At 10:35 06.03.00 -0800, Markus Scherer wrote:
>UTF-16, therefore, does not need any range checks - either you have a BMP
>code point or put it together from a surrogate pair.
except if the second character isn't a surrogate, in which case you have an
erroneously encoded string. Range check required.
> UTF-8, on the other hand, comes with the problem that for a single code
> point you have (almost always) multiple encodings,
how?
with the rule in force that no unnecessary bytes be used for encoding, I
can't see a way to make multiple UTF-8 encodings of the same string.
There exist non-valid octet strings that an UTF-8 decoder that did no range
checks might turn into a number without an error message, but that's hardly
a strange thing.
> which makes string searching, binary comparison, and security checks
> (see sections in modern RFCs about embedded NUL and control characters)
> difficult when such "irregular" sequences are used.
The embedded NUL and controls are all outlawed in properly formed UTF-8.

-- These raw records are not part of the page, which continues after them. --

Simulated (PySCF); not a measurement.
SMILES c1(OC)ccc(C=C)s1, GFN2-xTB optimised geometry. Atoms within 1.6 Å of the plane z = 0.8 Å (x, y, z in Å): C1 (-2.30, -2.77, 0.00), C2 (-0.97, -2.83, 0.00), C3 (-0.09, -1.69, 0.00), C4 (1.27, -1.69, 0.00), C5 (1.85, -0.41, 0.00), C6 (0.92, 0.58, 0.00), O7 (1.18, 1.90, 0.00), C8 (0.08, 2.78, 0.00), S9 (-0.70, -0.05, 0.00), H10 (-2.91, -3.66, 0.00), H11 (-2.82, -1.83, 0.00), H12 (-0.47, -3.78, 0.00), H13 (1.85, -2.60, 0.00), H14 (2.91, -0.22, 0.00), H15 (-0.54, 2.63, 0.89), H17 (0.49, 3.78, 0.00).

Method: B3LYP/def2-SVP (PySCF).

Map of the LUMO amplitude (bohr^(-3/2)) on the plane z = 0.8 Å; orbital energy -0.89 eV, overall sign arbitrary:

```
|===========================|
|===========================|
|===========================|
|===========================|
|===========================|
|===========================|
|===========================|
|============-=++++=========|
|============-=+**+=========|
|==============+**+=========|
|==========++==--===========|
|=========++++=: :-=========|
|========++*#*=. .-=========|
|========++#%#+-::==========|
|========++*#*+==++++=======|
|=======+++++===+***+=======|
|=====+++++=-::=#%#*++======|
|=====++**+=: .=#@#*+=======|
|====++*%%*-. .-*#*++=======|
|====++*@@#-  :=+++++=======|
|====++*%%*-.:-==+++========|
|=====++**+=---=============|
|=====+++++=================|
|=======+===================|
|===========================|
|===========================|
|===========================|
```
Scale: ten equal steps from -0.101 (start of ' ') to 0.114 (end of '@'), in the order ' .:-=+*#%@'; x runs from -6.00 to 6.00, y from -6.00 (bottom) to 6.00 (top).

>I am actuall trying to put together (for ICU) macros that do the same
>operations - get code point and increment, decrement and get code point,
>etc. - with all three UTFs, and doing it "safely" with all the error
>checking is quite a pain with UTF-8. I had to move most of it into
>functions because the macros became too large. Doing another check for the
>code point <=0x10ffff does not cause any significant performance
>degradation here.
>
>It is also widely believed that a million code points are plenty. This
>makes UTF-8 unnecessarily unwieldy. With hindsight (tends to provide a
>clear view!), it would have been better to design UTF-8 such that
>
>- a code point can be encoded only in one way
done, unless I missed something
>- at most 4 bytes are used
done with 17-plane limit
>- only the actual range up to 0x10ffff is covered
of questionable value - see previous discussion
>- the decoding is easier by having a fixed format for lead bytes instead
>of the current variable-length format that requires a lookup table or
>"find first 0 bit" machine operations
a fixed format that takes less than 1 byte?
>- the C1 control set is not used for multi-byte sequences (UTF-8 was
>designed to be "File-System-Safe", not "VT-100-safe"...)
that argument I agree with....
>All this is possible and easy with 64 trail bytes and 21 lead bytes.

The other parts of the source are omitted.